Sunday, November 29, 2009

Dames, Ducks and the Defiant



At my parents house to-day, I found a lot of ornaments had just been added to the Christmas tree, including artefacts of my youth as a Trekkie;


I love my Enterprise-D ornament, but it always bugged me that it was white instead of the Enterprise-D's actual colour, a pale, greyish blue.



I can't imagine there're many people with a Romulan Warbird ornament.


Nothing says Christmas like the U.S.S. Defiant. Stick it to the Dominion this holiday season.


Guilty, vaguely Norwegian Elvis. I think this one's my mother's.


I think this one's my mother's, too. I'm not sure who it is, but I thought it was very regal.

I was really digging my sister's vintage style Barbie ornaments;







"Oh, how can you talk like that when my husband's dead, Mr. Marlowe!"

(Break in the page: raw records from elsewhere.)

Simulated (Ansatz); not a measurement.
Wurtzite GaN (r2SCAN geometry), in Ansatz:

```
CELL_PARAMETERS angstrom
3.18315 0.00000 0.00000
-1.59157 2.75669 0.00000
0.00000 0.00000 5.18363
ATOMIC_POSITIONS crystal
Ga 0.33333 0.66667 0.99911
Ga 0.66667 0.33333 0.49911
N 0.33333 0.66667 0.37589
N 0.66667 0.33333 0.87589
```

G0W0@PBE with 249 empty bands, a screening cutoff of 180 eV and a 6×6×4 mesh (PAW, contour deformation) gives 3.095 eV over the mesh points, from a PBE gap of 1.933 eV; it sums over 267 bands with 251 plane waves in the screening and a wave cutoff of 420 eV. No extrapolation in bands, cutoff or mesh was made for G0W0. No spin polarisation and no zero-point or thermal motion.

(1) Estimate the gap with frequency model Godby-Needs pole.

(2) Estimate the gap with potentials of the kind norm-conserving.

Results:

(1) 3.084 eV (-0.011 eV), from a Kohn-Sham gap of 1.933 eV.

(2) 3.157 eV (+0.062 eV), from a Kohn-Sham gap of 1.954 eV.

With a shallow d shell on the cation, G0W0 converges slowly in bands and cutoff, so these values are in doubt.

My Disney duck obsession that goes back to an even younger age;




This Garfield one was always one of my favourites. My favourites were always the ones that tried to counterfeit reality, in this case using different components to give the impression of an actual cartoon cat in a bag;


Read more War and Peace last night--Pierre's encounter with a prominent freemason. Pierre, established as a serious, intellectual character at this point in the book finds himself immensely troubled after shooting a man who may be his wife's lover in a duel. The man, Dolokhov, doesn't die, and we don't get the impression Dolokhov wasn't making love to Pierre's wife, but I loved how the result of the duel Pierre'd rashly instigated wasn't satisfaction for Pierre, or doubt that Dolokhov was his wife's lover, but rather an overwhelming feeling that life was a sort of aimless and destructive trap. Previously an atheist, we see him very eagerly wooed by the freemason's pitch for Christianity and I was impressed that Tolstoy's narrative itself is neither definitely religious or anti-religious--one can see that the despair of his present circumstances drives Pierre to find something to hold onto. The mason's argument seems to be based on the idea that grace in human's is God, and the utility of this idea seemed rather clear to me--one can feel more secure in attempting to do good things if one can disassociate that motive from past action which one might feel guilty about. Then, there's neatly compartmentalised the dirty parts of a personality and the clean parts. I'm happy Pierre's starting to feel better, but I can see how this philosophy could lead to some problems.

Last night's tweets;

Why's it hard to find glass bowls with glass lids?
They don't want you microwaving spinach.
It's good for you if it's approved by kids.
Their exiled king's Dennis Kucinich.